Letter Re: Adaptive Agents and the Blue Ridge Mountains

Jim,
I recently discovered your blog. It is excellent — very smart and very rational. Many thanks for the service you provide.
One of the most important concepts I’ve come across in years is the concept of “adaptive agents” within complex adaptive systems. Here’s a definition from a useful web site:
“An entity that, by sensing and acting upon its environment, tries to fulfill a set of goals in a complex, dynamic environment. Properties: (1) it can sense the environment through its sensors and act on the environment through its actuators; (2) it has an internal information processing and decision making capability; (3) it can anticipate future states and possibilities, based on internal models (which are often incomplete and/or incorrect); (4) this anticipatory ability often significantly alters the aggregate behavior of the system of which an agent is part. An agent’s goals can take on diverse forms: (i) desired local states;(ii) desired end goals;(iii) selective rewards to be maximized; (iv) internal needs (or motivations) that need to be kept within desired bounds. Since a major component of an agent’s environment consists of other agents, agents spend a great deal of their time adapting to the adaptation patterns of other agents.”
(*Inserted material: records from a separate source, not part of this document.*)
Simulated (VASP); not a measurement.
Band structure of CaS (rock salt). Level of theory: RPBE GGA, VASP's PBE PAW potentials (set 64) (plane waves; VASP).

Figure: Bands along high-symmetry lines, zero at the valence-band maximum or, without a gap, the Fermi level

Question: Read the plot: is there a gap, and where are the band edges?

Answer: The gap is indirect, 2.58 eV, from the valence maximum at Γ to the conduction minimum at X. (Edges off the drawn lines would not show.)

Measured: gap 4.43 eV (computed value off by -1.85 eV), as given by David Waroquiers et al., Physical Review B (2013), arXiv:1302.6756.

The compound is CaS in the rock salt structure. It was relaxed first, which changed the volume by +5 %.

Because I regard myself as a smart person, I believe that I would be very foolish indeed if I did not use my smarts, along with all available information sources, to carefully model the environment and then to act on that environment in a way that achieves my goals. A smart person would be foolish to allow ideology to distort his internal model of the external world. Thus it makes no difference that I have for years been a resident of Nancy Pelosi’s district in San Francisco or that my model of the political environment sees by far a greater danger from the political right than from the political left. It only matters that I do my best to model the environment and anticipate future states of that environment.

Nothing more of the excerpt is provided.